Progress made in Graves County tornado cleanup
Two weeks after a tornado hit Graves County, we’re learning how many families it affected. The Graves County emergency management director says 50 homes are damaged, and more than half of those are severely damaged.
"Gone in a split second," Shirley Yarbrough said.
After 36 years at her Graves County Home, much of what Yarbrough worked hard for on her property is gone.
"It’s broke my heart. I’m heartbroken," Yarbrough said.
She’s finally getting over the shock of the tornado after two weeks, but she says getting it cleaned up feels like a never-ending process.
"I’m exhausted trying to deal with this working, just everything, is just hectic," she said.
Graves County Emergency Management Director Davant Ramage says the county wants to know about damage you have on your property. Ramage asks anyone impacted by the tornado can fill out an application.
"It’s imperative they get them filled out. Without these applications, we’re not going to know who these people are and what their needs are," Ramage said.
Ramage is chairing a committee helping people like Yarbrough get back to life before the tornado. The committee works to split up more than $100,000 in monetary donations for tornado victims.
"Cleanup is going much better than initially expected. Of course, (there’s) a whole lot to be done," Ramage said.
The past few weeks have been rough for Yarbrough, but she says she’s thankful for everyone who has helped her.
"We’ve lost a lot, but I have a lot to be the thankful for," she said.

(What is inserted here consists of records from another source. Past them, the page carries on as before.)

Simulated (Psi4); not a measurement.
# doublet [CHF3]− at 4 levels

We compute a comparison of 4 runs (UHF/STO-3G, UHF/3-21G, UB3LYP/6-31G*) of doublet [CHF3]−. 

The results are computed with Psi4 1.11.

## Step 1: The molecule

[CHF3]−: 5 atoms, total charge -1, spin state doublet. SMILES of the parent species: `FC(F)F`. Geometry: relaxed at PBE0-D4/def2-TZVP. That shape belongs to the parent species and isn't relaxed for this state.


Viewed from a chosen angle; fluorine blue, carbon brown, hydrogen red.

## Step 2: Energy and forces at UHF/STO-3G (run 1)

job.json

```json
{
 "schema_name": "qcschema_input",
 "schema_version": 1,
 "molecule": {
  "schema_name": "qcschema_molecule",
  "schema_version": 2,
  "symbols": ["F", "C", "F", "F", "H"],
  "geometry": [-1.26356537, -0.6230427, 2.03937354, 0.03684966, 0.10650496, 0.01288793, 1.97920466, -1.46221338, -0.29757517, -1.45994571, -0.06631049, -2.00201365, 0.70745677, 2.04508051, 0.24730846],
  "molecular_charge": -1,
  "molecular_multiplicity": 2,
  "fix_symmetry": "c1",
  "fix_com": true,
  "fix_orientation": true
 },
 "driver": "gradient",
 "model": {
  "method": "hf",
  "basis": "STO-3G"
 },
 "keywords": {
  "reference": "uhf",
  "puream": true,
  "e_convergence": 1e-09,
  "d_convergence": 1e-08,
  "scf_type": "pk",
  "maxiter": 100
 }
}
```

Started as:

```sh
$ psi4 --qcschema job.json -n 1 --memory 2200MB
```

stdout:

The committee used some of the donations to buy mobile homes for two families in Yarbrough’s neighborhood, because they were not covered by insurance.
Anyone with damaged property can pick up applications at the judge executive’s office in the Graves County Courthouse.
The committee meets again Thursday to figure out who still needs assistance.
If you want to make donations, you can take them to His House Ministries in Mayfield. Ramage says you can also go to First Kentucky Bank.